Part 1

Note: There are often multiple ways to answer each question.

Load the ggplot2 and fueleconomy packages, as well as the vehicles dataset.

library(ggplot2)
library(fueleconomy)
## Warning: package 'fueleconomy' was built under R version 4.0.5
data(vehicles)
  1. Make a scatterplot of hwy vs. cty.
ggplot(vehicles, aes(x = cty, y = hwy)) +
    geom_point()

  1. Convert the cyl column to a factor.
vehicles$cyl <- factor(vehicles$cyl)
  1. Modify the plot from Qn 1 such that the color of the dot represents cyl value. Also, change the color scale to “YlOrRd”.
ggplot(vehicles, aes(x = cty, y = hwy, col = cyl)) +
    geom_point() +
    scale_color_brewer(palette = "YlOrRd")
## Warning: Removed 58 rows containing missing values (geom_point).

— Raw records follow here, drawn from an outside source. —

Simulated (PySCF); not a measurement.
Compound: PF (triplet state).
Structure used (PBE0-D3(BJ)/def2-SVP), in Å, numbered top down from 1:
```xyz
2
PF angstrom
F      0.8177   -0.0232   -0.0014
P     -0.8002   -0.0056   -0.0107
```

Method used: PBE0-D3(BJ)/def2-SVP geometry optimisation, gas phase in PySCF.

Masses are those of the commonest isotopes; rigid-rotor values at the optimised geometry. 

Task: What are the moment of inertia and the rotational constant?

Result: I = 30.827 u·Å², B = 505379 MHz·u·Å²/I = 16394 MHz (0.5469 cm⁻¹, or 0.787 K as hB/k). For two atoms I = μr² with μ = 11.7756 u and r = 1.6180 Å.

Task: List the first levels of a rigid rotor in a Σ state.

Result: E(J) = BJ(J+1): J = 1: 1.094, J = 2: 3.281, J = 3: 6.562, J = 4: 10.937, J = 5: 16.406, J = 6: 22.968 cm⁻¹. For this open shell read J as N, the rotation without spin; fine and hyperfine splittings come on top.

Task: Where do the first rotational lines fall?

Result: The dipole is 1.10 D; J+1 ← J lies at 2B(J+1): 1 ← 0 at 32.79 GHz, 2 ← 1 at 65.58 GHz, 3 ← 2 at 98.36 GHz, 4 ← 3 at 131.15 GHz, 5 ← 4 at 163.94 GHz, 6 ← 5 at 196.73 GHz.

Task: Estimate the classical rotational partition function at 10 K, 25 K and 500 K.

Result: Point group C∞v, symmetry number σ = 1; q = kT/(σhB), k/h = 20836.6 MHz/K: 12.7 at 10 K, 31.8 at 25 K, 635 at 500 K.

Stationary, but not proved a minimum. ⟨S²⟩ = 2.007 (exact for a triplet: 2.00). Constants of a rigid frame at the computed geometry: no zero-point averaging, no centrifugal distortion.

Notice how the NAs got removed!

  1. There is a lot of overplotting in the plot above. Remove the color scale and modify the previous plot so that alpha = 0.1.
ggplot(vehicles, aes(x = cty, y = hwy, col = cyl)) +
    geom_point(alpha = 0.1)

  1. Make a histogram of year.
ggplot(vehicles, aes(x = year)) +
    geom_histogram()
## `stat_bin()` using `bins = 30`. Pick better value with `binwidth`.

  1. Make a histogram of year with just 5 bins.
ggplot(vehicles, aes(x = year)) +
    geom_histogram(bins = 5)

  1. For each value of cyl, make a violin plot of hwy values.
ggplot(vehicles, aes(x = cyl, y = hwy)) +
    geom_violin()

  1. For each value of cyl, make a boxplot of hwy values.
ggplot(vehicles, aes(x = cyl, y = hwy)) +
    geom_boxplot()

  1. Make a barplot to show how many cars of each type of fuel there are in the dataset. (Hint: Use the geom_bar geom.)
ggplot(vehicles, aes(x = fuel)) +
    geom_bar()

  1. Add a coord_flip() layer to the previous plot to make a horizontal barplot.
ggplot(vehicles, aes(x = fuel)) +
    geom_bar() +
    coord_flip()

Part 2

vehicles <- vehicles[1:2000, ]
  1. Make a scatterplot of hwy vs. cty. Give axis titles and a main title to the plot to make it more interpretable.
ggplot(vehicles, aes(x = cty, y = hwy)) +
    geom_point() +
    labs(title = "Scatterplot of highway mpg vs. city mpg", x = "City mpg",
         y = "Highway mpg")

  1. Modify the plot above such that the color of the dot represents cyl value. Also reduce the alpha of the points to an appropriate level and introduce jitter.
ggplot(vehicles, aes(x = cty, y = hwy, col = cyl)) +
    geom_jitter(alpha = 0.2) +
    labs(title = "Scatterplot of highway mpg vs. city mpg", x = "City mpg",
         y = "Highway mpg")

  1. Modify the plot above so that each value of cyl is in its own plot.
ggplot(vehicles, aes(x = cty, y = hwy, col = cyl)) +
    geom_jitter(alpha = 0.2) +
    labs(title = "Scatterplot of highway mpg vs. city mpg", x = "City mpg",
         y = "Highway mpg") +
    facet_wrap(~ cyl)

  1. While the plot above gives us a good idea of how cars with different cyl values compare with each other, a lot of the plot space is wasted. Modify the plot so that each little plot has its own x and y scale. (Hint: This website might be helpful.)
ggplot(vehicles, aes(x = cty, y = hwy, col = cyl)) +
    geom_jitter(alpha = 0.2) +
    labs(title = "Scatterplot of highway mpg vs. city mpg", x = "City mpg",
         y = "Highway mpg") +
    facet_wrap(~ cyl, scales = "free")

  1. Make a barplot to show how many cars of each type of fuel there are in the dataset. (Use the geom_bar geom.) Change the theme to ggplot’s black and white theme.
ggplot(vehicles, aes(x = fuel)) +
    geom_bar() +
    theme_bw()

  1. Make a violin plot to show the distribution of displ for each value of drive. Overlay that with a scatterplot of displ vs. drive (with jitter and alpha). How does the scatterplot give the reader more information?
ggplot(vehicles, aes(x = drive, y = displ)) +
    geom_violin() +
    geom_jitter(alpha = 0.2)
## Warning: Removed 2 rows containing non-finite values (stat_ydensity).
## Warning: Removed 2 rows containing missing values (geom_point).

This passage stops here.